SOLD FOR: $3275
Make: Manufacture d’Armes de Saint-Étienne (MAS)
Model: MAS Modèle 1936 CR39
Serial Number: F22231
Year of Manufacture: 1951 (Chassepot to FAMAS: French Military Rifles 1866-2016 by Ian McCollum, pg. 375)
Caliber: 7.5x54mm (7.5 French)
Action Type: Bolt Action, Internal 5 round magazine
Markings: The left side of the receiver is marked “MAS MLE 1936 CR39”, “F22231”. The magazine floorplate is marked “L22231”. The bottom of the trigger guard is marked “F22231”. The rear of the bolt plug is marked “D”, “M”. The rear sight is marked 2-12. The bolt handle is marked “FH23134”. The top-rear of the buttstock is marked “F22231”. The rear of the bayonet is marked “20”.
Barrel Length: 17.7”
Sights / Optics: The front sight is a hooded post. The rear sight is a sliding aperture marked from 2-12.

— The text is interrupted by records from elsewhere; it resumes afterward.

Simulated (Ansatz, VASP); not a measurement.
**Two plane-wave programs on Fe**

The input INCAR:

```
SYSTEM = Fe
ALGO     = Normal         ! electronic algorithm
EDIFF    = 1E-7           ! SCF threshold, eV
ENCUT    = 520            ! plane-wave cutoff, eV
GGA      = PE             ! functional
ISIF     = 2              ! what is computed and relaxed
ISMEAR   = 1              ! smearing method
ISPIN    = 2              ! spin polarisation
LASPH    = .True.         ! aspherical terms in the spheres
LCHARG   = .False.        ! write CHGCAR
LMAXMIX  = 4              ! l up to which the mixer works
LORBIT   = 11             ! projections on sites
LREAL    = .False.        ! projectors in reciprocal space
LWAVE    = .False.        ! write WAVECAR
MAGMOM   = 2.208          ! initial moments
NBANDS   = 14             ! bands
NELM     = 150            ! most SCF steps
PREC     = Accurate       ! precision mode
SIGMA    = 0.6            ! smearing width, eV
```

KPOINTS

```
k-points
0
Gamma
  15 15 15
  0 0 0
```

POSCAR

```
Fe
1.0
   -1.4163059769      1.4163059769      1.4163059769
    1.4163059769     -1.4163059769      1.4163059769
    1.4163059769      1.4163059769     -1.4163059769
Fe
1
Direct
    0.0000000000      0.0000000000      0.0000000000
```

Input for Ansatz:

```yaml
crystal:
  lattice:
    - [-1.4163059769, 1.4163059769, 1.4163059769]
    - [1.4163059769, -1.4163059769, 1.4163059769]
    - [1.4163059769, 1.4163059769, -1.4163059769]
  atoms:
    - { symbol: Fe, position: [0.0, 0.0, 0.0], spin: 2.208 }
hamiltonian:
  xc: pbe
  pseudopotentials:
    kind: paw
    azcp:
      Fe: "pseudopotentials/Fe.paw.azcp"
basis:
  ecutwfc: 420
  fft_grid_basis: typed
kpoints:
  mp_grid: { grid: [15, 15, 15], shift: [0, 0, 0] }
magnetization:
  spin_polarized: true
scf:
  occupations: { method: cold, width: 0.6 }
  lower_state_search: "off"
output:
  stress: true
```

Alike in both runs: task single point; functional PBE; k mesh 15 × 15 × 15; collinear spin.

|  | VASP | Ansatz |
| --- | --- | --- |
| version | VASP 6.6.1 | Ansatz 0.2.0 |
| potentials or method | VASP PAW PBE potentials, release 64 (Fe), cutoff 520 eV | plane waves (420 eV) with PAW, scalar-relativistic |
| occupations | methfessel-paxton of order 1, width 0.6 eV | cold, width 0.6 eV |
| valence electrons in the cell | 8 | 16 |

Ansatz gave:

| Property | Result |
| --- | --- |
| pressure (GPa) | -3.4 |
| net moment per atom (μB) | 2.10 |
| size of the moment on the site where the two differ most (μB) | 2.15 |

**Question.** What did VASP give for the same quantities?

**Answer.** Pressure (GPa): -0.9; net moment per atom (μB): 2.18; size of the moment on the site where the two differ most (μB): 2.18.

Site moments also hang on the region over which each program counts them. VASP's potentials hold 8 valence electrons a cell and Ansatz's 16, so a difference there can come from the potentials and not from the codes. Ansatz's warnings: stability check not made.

Stock Configuration & Condition: The two piece upper and lower handguard and folding aluminum buttstock has a shortened semi-pistol grip, front barrel band with underside sling loop, post-war nose cap with hooded front sight and stacking rod, underside bayonet, and winding sling spool contained within the buttstock. The buttstock has a few scuffs and scratches to the black paint, as well as light divots to the metal throughout. The wood is very clean aside from a few minor storage and handling marks. The wood has been refinished, evidenced by the lack of serial number on the underside of the lower handguard, near the receiver. The LOP measures 12.5” from the front of the trigger to the back of the buttstock. The stock rates as Excellent overall condition.
Type of Finish: Black paint
Finish Originality: Paint may be original (See assessment section for more information). The wood has been refinished.
Bore Condition: The bore is dark, with shallow rifling. There is moderate erosion throughout.
Overall Condition: This rifle retains about 95% of its metal finish. The screw heads are sharp. The markings are clear, though the ones on the left side of the receiver are faded. There are spots of finish loss on the buttstock, along the edges of the receiver, the muzzle, the stacking rod, and the front sight. Overall, this rifle rates in about Very Good condition.
Mechanics: The action functions correctly. We have not fired this rifle. As with all MAS 36s and its variants, this rifle was made without a safety. As with all previously owned firearms, a thorough cleaning may be necessary to meet your maintenance standards.
Box, Paperwork & Accessories: This rifle comes with an intact post-war leather sling in Very Good condition. The correct length underbarrel-stored bayonet is also included, in Very Good condition with minimal finish loss.
Our Assessment: Originally conceived as a rifle for rear echelon and auxiliary troops, the MAS 36 was elevated to the position of standard service rifle for the entirety of French troops upon the outbreak of the Second World War. Reliable and simple to use and maintain, the MAS 36 became well liked by its users and would serve, along with a number of variations, as the primary rifle of French troops until being replaced by the MAS 49/56 in 1958. One such variation was the CR39.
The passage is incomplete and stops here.